The book follows a religious childhood using gorgeous, descriptive language to explore Hesse’s home and church experiences (which somehow manage to feel both universal and horrifying). Through this lens of rural, evangelical Iowa, Hesse tracks and humanizes the Christian right while detailing his own deconstruction journey — a “rebuttal” to J.D. Vance’s Hillbilly Elegy by way of Tara Westover’s Educated.

I was excited to learn about the Christian right experience through the lens of an Iowan ex-pat. I want to understand how I came to feel at odds with my state. Hesse delivers on this front with lived-in details, like how each morning his high school (composed of 4th through 12th graders, about 35 students) would pledge allegiance to the Christian flag. “I pledge allegiance … and to the Savior for whose Kingdom it stands; one Savior, crucified, risen and coming again with life and liberty to all who believe.”

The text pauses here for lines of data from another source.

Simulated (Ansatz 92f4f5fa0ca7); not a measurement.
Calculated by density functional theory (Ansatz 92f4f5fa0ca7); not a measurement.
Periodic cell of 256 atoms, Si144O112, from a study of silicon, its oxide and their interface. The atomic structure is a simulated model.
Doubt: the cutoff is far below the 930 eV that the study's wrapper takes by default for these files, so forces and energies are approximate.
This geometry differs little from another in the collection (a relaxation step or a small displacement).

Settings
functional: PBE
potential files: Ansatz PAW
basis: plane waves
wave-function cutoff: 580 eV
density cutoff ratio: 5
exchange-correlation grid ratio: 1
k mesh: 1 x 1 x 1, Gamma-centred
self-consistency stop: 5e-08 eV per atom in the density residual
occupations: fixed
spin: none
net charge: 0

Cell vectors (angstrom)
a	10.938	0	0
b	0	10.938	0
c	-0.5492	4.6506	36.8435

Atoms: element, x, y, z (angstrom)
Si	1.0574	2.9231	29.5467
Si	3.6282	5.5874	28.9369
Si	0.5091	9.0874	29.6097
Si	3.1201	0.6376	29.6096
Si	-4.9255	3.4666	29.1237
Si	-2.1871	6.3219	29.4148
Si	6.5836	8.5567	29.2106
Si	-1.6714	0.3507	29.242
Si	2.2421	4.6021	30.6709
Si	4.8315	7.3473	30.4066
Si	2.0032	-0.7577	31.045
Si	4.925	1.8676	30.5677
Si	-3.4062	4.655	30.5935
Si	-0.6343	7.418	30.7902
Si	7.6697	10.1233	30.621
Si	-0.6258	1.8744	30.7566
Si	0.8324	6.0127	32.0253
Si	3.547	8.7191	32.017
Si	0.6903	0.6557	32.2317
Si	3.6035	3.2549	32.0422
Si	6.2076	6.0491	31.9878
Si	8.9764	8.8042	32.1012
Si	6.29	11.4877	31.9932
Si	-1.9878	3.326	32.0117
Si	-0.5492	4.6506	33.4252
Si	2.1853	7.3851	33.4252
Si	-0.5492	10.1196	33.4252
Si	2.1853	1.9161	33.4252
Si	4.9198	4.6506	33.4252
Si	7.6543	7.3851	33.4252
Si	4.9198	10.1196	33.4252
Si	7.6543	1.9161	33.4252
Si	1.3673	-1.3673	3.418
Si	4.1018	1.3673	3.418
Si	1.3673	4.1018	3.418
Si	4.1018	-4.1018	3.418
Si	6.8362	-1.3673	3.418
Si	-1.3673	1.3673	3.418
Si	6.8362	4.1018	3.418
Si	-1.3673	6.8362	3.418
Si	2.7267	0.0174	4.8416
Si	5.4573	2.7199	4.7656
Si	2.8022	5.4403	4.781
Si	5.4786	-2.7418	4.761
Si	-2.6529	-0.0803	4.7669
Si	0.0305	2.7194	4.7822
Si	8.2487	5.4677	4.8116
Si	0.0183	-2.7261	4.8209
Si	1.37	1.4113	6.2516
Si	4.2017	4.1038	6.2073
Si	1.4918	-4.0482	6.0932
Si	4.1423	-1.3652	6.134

On Fire for God did give me a better perspective on how so much seems to have changed between political parties in the last decade, but it also provides insights into how each of us responds to the path laid out before us. Early in the narrative, Hesse establishes his church and his parents’ backgrounds as devotees of “prosperity gospel.” The idea of the prosperity gospel is that if you believe in and serve God well enough, success and wealth will follow, and that in order to entice and save more souls, you should look and act above your means. Hesse builds the scaffolding for the reader to understand where he comes from and, because of this, we better understand him and the people he loves. Like him, we “(wonder) how many people out there were living lives of quiet desperation.”

I was relieved to see my conservative neighbors and kin treated with empathy and not shrunken into caricatures. It was easy to fall in love with Hesse’s parents and childhood best friend because I know versions of them. At one point, Hesse describes his best friend by saying, “Like so many Iowans I knew, Thad often became embarrassed when he revealed any sort of passion or ambition,” a line which struck me as a near universal descriptor of my own family.

The combination of vivid storytelling (so good that, because I was in Hesse’s shoes, I was surprised when his friend made transphobic comments) and research conveyed conversationally makes this social-commentary-memoir hit particularly hard. I wanted to protect young Josiah from the horrors he found in his fire-and-brimstone religion.

Hesse’s honesty and vulnerability through this memoir are admirable. It’s hard to shake the self-hatred that sprouts early in childhood when one’s own thoughts are the enemy. Owning the anxiety and ethical questions he still faces as someone who grew up queer, curious and shy in an evangelical environment cannot be easy.

But Hesse is curious. “Curiosity has no agenda, narrative, or ideology. It is never completely satisfied; always hungry for new perspectives, new information and that makes everything infinitely more complex, yet endlessly fascinating.”